Former New York gubernatorial candidate Lew Lehrman has written a book about Abraham Lincoln entitled, "Lincoln at Peoria: The Turning Point" about his 1854 speeches on anti-slavery that redefined Lincoln's political direction.
"Less well-known are the two extraordinary speeches given at Springfield and Peoria two weeks apart in 1854. They marked Mr. Lincoln’s reentry into the politics of Illinois and, as he could not know, his preparation for the Presidency in 1861."
"The importance Lehrman finds in the Peoria speech cannot be exaggerated.... Lehrman not only elaborates, carefully and precisely, its political and philosophical doctrines, but he traces their presence through the other speeches, as well as into the presidency. It is a book on the whole of Lincoln..."
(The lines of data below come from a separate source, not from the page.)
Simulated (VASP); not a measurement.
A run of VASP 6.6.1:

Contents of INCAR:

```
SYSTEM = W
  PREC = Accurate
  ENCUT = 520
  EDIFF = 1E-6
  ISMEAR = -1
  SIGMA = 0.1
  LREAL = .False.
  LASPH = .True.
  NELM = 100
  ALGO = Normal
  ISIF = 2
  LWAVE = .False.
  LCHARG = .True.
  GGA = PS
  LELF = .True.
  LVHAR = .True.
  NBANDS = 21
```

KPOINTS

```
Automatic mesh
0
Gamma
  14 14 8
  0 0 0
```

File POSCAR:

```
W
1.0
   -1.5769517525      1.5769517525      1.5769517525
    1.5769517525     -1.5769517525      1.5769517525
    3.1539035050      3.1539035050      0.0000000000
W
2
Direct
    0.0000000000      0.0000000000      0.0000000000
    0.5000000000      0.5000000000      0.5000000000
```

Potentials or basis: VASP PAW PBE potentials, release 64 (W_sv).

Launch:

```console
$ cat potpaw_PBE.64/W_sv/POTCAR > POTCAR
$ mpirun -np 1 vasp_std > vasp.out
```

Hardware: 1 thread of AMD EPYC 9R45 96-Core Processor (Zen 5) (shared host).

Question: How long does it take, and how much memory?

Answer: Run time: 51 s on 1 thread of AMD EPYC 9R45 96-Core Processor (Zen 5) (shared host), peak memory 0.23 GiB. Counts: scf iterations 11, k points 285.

Lehrman was a successful businessman and fiscal conservative whose own quixotic journey/campaign against Mario Cuomo in 1982 helped shaped our state's political climate during the Reagan years. Being a fiscal conservative in New York during the Reagan administration was a foreign language to many voters in 1982 -- but Lehrman nearly won. More notable, Ronald Reagan's "Morning In America" re-election campaign two years later was victorious across the state -- the last Republican Presidential candidate to win New York State.
Could the same point of departure for today's candidates on controversial social issues be compared to Lincoln's leadership against the issue of slavery? Perhaps that is a stretch, especially since few Democrats or Republicans seem willing to articulate their true feelings on any social conservative issue without posturing to a lobby or a poll.
As for the author's own experience, Lehrman would never resurface as a statewide candidate but it would take Republicans twelve years to come even close to what Lehrman did in 1982.
The History Channel had more on Lincoln at Peoria.
The book came out of the The Gilder Lehrman Institute of American History, also supported greatly by financier Richard Gilder.